If more of us had learned the parallel origins of the abolitionist and suffragist movements, there might have been less surprise when a new movement called “women’s liberation” grew out of the politicization of white and black women in the civil rights movement of the 1960s. Certainly, a familiarity with the words of Frederick Douglass might have prevented some of the white and black men in both the civil rights and peace movements from feeling that their power depended on women’s second-class role, or from seeing that they themselves were sometimes waging a sexual war against women, in Vietnam villages and at home. If women had been taught that feelings of emotional connection to other powerless groups were logical—that women also lacked power as a caste, and might feel understandably supportive when peace or civil rights sit-ins rejected violence as a proof of manhood—certainly I and many other women of my generation would have wasted less time being mystified by our unexpected and intense sense of identification with all the “wrong” groups: the black movement, migrant workers, and male contemporaries who were defying the “masculine” role by refusing to fight in Vietnam.

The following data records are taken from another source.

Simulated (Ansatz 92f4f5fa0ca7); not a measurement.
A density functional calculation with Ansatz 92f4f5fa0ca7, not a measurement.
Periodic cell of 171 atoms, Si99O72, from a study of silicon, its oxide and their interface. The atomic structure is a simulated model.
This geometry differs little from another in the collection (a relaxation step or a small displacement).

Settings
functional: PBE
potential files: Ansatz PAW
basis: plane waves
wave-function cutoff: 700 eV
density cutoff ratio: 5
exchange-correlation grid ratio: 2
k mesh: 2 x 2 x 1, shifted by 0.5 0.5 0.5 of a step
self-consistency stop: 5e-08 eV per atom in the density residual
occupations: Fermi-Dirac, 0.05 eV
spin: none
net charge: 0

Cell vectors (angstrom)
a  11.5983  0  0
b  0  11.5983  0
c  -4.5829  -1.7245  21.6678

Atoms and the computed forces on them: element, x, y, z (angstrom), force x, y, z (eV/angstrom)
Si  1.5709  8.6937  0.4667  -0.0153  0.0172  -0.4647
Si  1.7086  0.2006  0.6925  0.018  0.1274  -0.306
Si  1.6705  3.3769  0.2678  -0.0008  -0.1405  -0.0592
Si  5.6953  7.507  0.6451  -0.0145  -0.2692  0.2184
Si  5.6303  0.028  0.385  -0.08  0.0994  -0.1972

As it was, however, suffragists were often portrayed as boring, ludicrous bluestockings when they were in history books at all: certainly no heroines you would need in modern America where women were, as male authorities kept telling us resentfully, “the most privileged in the world.” Some of us were further discouraged from exploring our human strengths by accusations of Freudian penis envy, the dominating-mother syndrome, careerism, a black matriarchy that was (according to some white sociologists) more dangerous to black men than white racism, plus other punishable offenses. Men often emerged from World War II, Freudian analysis, and locker rooms with vague threats to replace any uppity woman with a more subservient one—an Asian or European war bride instead of a “spoiled” American, for instance, or a “feminine” white woman to replace a black “matriarch,” or just some worshipful young “other woman” to replace an uppity wife.
There were many painful years of reinventing the wheel before we relearned the lessons that our foremothers could have taught us: that a mythology of inferiority based on sex and race was being used to turn both groups into a giant support system. Limited intellectual ability, childlike natures, special job skills (always the poorly paid ones), greater emotionalism and closeness to nature, an inability to get along with our own group, chronic lateness and irresponsibility, happiness with our “natural” place—all these parallel myths were used in some degree against women of every race and men of color.
“The parallel between women and Negroes is the deepest truth of American life, for together they form the unpaid or underpaid labor on which America runs.”8 That was Gunnar Myrdal writing in 1944 in a rather obscure appendix to his landmark study on racism, An American Dilemma. Even in the sixties when I discovered those words (and wished devoutly that I had read them years before), I still did not know that Susan B. Anthony had put the issue even more . succinctly almost a century before Myrdal. “Woman,” she said, “has been the great unpaid laborer of the world.”9
The current movements toward racial and sexual justice have had some success in pressuring for courses in women’s history, black history, the study of Hispanic Americans, Native Americans, and many others, but these subjects still tend to be special studies taken only by those with the most interest and the least need. They are rarely an integrated, inescapable part of American history texts that are read by all students.
If the recent past of our own country is still incomplete for many of us, how much less do we learn about other countries and more distant times?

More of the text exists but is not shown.